”Then Sister Aquinata abandoned the nonviolent methods and produced a rolling pin from somewhere.”

We have sun, a bright sun. I almost didn’t recognize it. We also have a blue sky. It is in the low 50’s. It is a pretty day. Today is a spring day. UPDATE: The ubiquitous clouds are back!

My father used to work for an ice cream company. He became the manager in Hyannis which brought us down here. When I was a kid, he’d bring home ice cream. Once he brought home a few pints, and my sister thought the pints, being so small, were ice cream for her dolls. A couple of times my father gave out Hoodsies on Halloween. What I remember the most was the dry ice. It was in a padded box with the ice cream to keep it frozen. My father would dump the dry ice into the sink and turn the water on. A cloud would form over the sink. It was almost like magic.

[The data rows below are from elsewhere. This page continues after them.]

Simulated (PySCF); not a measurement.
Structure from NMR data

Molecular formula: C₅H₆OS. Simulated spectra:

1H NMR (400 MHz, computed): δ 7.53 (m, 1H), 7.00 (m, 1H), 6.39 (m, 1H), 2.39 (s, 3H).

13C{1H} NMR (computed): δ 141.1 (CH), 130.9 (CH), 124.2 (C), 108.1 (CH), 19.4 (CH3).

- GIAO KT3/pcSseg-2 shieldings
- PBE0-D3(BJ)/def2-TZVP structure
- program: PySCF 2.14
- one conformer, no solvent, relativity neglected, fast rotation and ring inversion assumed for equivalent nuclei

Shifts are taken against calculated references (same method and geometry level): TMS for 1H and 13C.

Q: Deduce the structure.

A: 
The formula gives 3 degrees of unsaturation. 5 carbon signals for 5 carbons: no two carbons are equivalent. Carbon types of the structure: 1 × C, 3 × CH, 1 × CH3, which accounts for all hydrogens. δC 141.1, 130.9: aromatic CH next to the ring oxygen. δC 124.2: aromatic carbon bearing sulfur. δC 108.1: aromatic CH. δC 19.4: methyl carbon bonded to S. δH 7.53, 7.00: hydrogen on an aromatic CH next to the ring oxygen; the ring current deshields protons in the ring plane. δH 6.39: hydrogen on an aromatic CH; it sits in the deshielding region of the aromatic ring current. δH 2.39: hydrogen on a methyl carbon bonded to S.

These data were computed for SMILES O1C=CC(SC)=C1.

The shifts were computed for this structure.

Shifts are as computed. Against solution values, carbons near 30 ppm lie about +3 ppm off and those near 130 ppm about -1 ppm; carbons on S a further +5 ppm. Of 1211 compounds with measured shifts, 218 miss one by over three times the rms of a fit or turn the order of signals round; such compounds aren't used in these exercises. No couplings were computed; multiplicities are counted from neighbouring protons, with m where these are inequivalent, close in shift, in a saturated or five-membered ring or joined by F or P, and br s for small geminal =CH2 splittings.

When I first went to school, I was afraid of the nuns. They wore black and white and were pretty much covered from the tops of their heads to their ankles. Only their faces and hands were visible. They swished when they walked, and the beads around their waists made clicking noises. When I was older, I came to think of the bead noise as an early warning system. The nuns were coming. Look innocent. The last thing anyone of us wanted was to be a target for their wrath. I don’t remember when they stopped scaring me.

One of my favorite places when I was growing up was O’Grady’s Diner. It was at the bottom edge of uptown. It had booths with red seats and stools at the counter, also with red seats. Each booth had a connection to the jukebox. The connection was a small box, almost a mini jukebox, with a coin slot on the silver top and pages of songs behind glass. You could turn the pages from the top to see all the songs, three songs for a quarter. Sometimes you had to wait to hear your song because it was in a line of songs, sort of a chronological list. Some Saturdays my father would take me to O’Grady’s for breakfast. He’d give me a quarter for the music. We both usually had bacon, eggs and toast. He had coffee. I had juice. Later, when I was in my teens, my friends and I sometimes went to O’Grady’s after drill practice. We always ordered brownies with vanilla ice cream. O’Grady’s is gone now. Where it stood is a hardware store.